The Keys to Smoking a Brisket
In part 6 of our BBQ & A with our Pitmasters and Chefs, Tim McLaughlin and Damian Avila, we unpack many of the key elements of smoking a Central Texas style brisket.
Spend enough time researching the topic of how to smoke a great brisket and you'll quickly find that there are a lot of different opinions. While most agree that the cooking temperature should be in the range of 225° to 275° F, opinions differ as to if, when and how one should wrap the brisket, when and with what to spritz the brisket...or whether these steps are even necessary.
BBQ Student: Let's start with what temperature you use to cook your brisket?
Tim: While most Texas BBQ use Low 'n Slow smoking techniques, we use a Really Low 'n Slow method and typically cook at 225° F. This is the temperature that works best for the briskets we use (untrimmed, 16-17 pound briskets wet-aged for over 40 days), the rub we use (which includes a little white sugar), the smokers we use and our overall process. The goal for pitmasters is to understand all of the variables in their process so they can determine the temperature that works best them.
BBQ Student: Do you cook them fat-side up or fat-side up?
Tim: Surprisingly to me this is actually a controversial topic in the world of BBQ...Not as much as whether to wrap or not...but definitely one in which some people have strong opinions.

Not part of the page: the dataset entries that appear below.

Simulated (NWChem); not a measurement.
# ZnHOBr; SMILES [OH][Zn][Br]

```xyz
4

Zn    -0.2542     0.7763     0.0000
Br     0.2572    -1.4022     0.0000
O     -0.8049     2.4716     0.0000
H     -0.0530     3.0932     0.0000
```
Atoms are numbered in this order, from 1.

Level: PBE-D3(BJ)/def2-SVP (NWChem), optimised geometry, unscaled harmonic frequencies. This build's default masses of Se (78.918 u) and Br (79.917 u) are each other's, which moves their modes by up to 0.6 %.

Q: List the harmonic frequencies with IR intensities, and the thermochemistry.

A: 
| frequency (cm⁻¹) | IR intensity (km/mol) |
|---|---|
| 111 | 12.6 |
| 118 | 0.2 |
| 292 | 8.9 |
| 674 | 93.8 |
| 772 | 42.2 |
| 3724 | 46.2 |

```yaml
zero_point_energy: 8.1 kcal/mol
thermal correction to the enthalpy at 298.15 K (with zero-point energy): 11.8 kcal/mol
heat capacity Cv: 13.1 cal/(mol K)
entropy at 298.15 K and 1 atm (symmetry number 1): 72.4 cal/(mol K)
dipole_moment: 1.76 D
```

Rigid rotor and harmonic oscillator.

Obviously, we want that fat on top to separate and drop down into the meat so we (like most Central Texas BBQ restaurants) cook fat-side up.
BBQ Student: I'll refer people back to these topics.
The Art & Science of Smoking a Brisket
The Importance of Cooking a Brisket Fat-Side Up
Tim: Sounds like a good plan.
BBQ Student: When do you first check on it and do you spritz it when you check?
Damian: Make sure you don't open your smoker every 2 hours or so just to see if it's cooking or changing colors. Every time you open the door of your smoker, the heat escapes and the brisket contracts. We recommend letting them cook for about 8-10 hours before checking on them.
Tim: And we don't spritz them. In fact, we don't introduce any liquid into our process. We don't want to replace fat with water. So, we don't spritz them, we don't use water pans and we don't wrap our briskets.
BBQ Student: Really. You said before that "not wrapping" is pretty controversial.
Tim: Yeah. And I don't really understand why. It's not like Central Texas pitmasters were wrapping briskets. I think it's a newer process that was made popular by Aaron Franklin and the competitive BBQers that had time constraints.
Obviously, you can create a moist brisket by steaming it in foil or butcher paper, but you're replacing fat with brisket-flavored-water. In our opinion, this is bad because when it comes to beef, the mouth equate moistures with fat. So, we don't want to replace any of this fat with water. We want to get the fat into the brisket, not water. So we never put a water pan in our smokers because we're not looking to steam our briskets and we never wrap them because we do not want that fat, fat replaced with water.